Granted, Di Giosia wasn’t met with rifles. Her denial was executed with a little more finesse. She and messengers from her church were given a packet that included everything except messenger ballots.

She was then allowed to sit with her church representatives in the TBC annual meeting, where they proceeded to debate whether she and her 181-year-old Southern Baptist church should be disfellowshipped due to her female-ness.

It was. Though a few defended her, the overwhelming consensus was to reject her.

Not because she’s evil. Not because she’s committing a sin.

Because she’s a woman.

And not in 1957. In 2017.

From Baptist Press:

Randy C. Davis, president and executive director of the Tennessee Baptist Mission Board, also spoke to media following the vote, describing Di Giosia as ‘a good and godly sister in Christ.’

‘There was just a theological difference in how we interpret Scripture that relates to the female being the senior pastor of a local church,’ Davis said.”

Being “good and godly” isn’t enough for the Tennessee Baptist Convention.

For these qualities to count, they must be housed in non-female skin.

The messengers of the TBC, therefore, felt it their righteous duty to “civilly” stand in Di Giosia’s face and tell her to take a hike.

Race and Gender: The Southern Baptist Convention Powder Keg

It’s notable that an SBC entity is so eager to let go of a church like FBC Jefferson City at a time when the SBC faces accelerating losses in membership and baptisms.

Divisions in the denomination run deep, and this year’s annual meeting presents a powder keg of issues. One major explosion could break this once-formidable institution into too many factions to scrape together a voting bloc.

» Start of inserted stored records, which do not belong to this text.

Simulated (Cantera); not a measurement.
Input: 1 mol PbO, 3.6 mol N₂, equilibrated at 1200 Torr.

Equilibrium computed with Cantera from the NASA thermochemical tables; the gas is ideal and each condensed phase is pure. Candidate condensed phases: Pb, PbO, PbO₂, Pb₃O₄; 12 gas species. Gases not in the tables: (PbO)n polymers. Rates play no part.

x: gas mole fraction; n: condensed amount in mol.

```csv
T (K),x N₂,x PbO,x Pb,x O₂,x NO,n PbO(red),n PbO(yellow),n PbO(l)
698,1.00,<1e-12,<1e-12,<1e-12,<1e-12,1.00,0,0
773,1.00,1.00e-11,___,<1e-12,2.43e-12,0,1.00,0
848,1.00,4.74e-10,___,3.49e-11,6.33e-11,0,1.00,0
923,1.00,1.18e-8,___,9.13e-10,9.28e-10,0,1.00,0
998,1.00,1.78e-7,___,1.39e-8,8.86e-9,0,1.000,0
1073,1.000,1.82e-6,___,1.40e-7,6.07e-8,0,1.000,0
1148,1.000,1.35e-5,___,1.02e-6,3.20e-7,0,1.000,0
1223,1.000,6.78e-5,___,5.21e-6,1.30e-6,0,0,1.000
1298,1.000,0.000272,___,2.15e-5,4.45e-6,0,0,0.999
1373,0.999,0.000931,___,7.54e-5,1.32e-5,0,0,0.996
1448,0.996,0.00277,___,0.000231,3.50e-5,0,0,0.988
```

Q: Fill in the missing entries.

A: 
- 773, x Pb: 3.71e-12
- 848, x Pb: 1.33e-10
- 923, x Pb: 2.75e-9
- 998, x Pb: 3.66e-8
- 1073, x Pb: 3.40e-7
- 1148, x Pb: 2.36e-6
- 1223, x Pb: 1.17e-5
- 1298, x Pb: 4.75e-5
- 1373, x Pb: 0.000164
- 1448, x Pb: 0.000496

Race was the presumptive spark that could start the fire in June.
After being humiliated in the press last summer for rejecting a resolution condemning the alt-right (which passed after pressure generated from national media coverage), one would think SBC leaders would steer for smoother waters.

One would think.

In a bombshell, the SBC Committee on Nominations released a report in April revealing a slate of nominees that were 97% white. Reactions ranged from discouragement to talk of leaving the denomination.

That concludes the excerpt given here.